Efforts to improve vehicle efficiency have long focused on reducing weight without compromising safety or performance. Lightweight materials such as carbon fiber offer exceptional strength-to-weight ratios, yet their high production costs have kept them largely confined to niche applications like high-end sports cars, aerospace components, and specialized sporting goods. Researchers at MIT, in collaboration with Western Research Institute and Oak Ridge National Laboratory, have developed a method to produce high-quality carbon fibers from petroleum pitch—a low-value byproduct of oil refining—potentially transforming the economics of lightweight vehicle manufacturing.
Petroleum pitch, described by MIT research scientist Nicola Ferralis as “the bottom of the barrel,” is a viscous residue composed of heavy hydrocarbons. Traditionally, it has been used for asphalt or discarded as waste due to its low inherent value and unsuitability as a clean fuel. Coal pitch, a similar byproduct from coking coal for steel production, also represents an abundant and underutilized resource. Both materials are chemically complex, which, according to Ferralis, “makes it a fascinating material to start with” because of the exploitable chemistry embedded in its heterogeneous molecular structure.

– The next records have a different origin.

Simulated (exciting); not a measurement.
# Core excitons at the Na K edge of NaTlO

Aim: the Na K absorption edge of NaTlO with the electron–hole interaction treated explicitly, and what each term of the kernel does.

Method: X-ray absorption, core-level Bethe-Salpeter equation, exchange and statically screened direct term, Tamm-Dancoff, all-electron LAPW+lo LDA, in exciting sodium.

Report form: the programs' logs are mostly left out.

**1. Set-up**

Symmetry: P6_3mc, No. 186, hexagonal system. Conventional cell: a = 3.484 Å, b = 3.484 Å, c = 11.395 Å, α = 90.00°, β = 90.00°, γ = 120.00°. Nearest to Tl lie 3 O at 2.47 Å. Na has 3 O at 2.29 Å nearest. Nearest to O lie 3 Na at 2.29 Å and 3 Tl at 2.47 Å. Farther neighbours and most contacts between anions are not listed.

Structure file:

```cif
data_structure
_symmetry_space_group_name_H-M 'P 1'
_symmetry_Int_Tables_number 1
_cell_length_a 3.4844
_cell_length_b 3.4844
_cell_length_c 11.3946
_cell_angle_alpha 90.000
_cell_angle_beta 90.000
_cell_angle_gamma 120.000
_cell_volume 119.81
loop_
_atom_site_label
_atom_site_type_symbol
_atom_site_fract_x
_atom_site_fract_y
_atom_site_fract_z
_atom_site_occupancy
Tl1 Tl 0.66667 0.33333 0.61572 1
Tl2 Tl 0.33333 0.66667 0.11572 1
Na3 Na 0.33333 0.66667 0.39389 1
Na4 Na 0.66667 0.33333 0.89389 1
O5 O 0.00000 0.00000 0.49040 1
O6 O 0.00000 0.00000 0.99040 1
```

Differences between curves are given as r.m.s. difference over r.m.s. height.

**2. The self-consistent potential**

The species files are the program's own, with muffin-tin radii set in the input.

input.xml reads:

The Department of Energy initiated the research roughly four years ago, seeking affordable, lightweight structural materials to reduce vehicle mass and thereby improve fuel efficiency. Ferralis notes that “the weight of cars has increased more than 15 percent within the same category” over the past three decades, driving demand for innovations that could reverse this trend. Lighter vehicles require smaller engines, less robust braking systems, and fewer heavy components, creating a cascading effect of weight reduction across the design.
Conventional automotive-grade carbon fibers cost at least $10 to $12 per pound, with aerospace-grade fibers reaching hundreds of dollars per pound. Steel, by contrast, costs around 75 cents per pound, and aluminum about $2 per pound, though prices fluctuate. These disparities have prevented widespread adoption of carbon fiber in mass-market vehicles, as replacing steel with carbon fiber could double the manufacturing cost of a pickup truck.
Current carbon fiber production relies on refined polymers such as polyacrylonitrile, requiring costly polymerization steps that account for more than 60 percent of the final material’s price. The MIT-led approach bypasses these steps by using raw petroleum pitch directly, dramatically reducing processing complexity and energy requirements. “The process that you need to actually make a carbon fiber [from pitch] is actually extremely minimal,” Ferralis explains.
Graduate student Asmita Jana tackled the challenge of consistency in such a chemically diverse feedstock. Pitch’s molecular variety means that changes in shape or size can drastically alter material properties. By modeling the formation and crosslinking of bonds between constituent molecules, Jana developed predictive tools to forecast fiber characteristics under specific processing conditions. “We were able to reproduce the results with such startling accuracy,” she says, enabling companies to anticipate properties like density and elastic modulus from the model’s outputs.
These predictive capabilities allowed the team to tailor fibers not only for high tensile strength, typical of carbon fiber, but also for compressive strength—an uncommon trait in the material. This opens possibilities for load-bearing applications, potentially eliminating the need for complex fiber layups designed to compensate for compression weaknesses. As Ferralis points out, “It’s a matter of engineering to overcome the deficiencies of the material, but with the new process all that extra complexity would not be needed.”
The DOE’s target was to reduce the cost of lightweight materials below $5 per pound. The team’s estimates suggest their method could achieve around $3 per pound, though a full economic analysis is pending. Such a price point could make carbon fiber competitive with metals for mainstream automotive use, while also enabling applications beyond vehicles.
The collaborative effort drew on Oak Ridge National Laboratory’s expertise in scaling carbon fiber production from laboratory experiments to pilot-plant operations. Researchers Taishan Zhu and Yanming Wang at MIT, Jeramie Adams at Western Research Institute, and Logan Kearney and Amit Naskar at Oak Ridge contributed to the work, which was supported by the U.S. Department of Energy.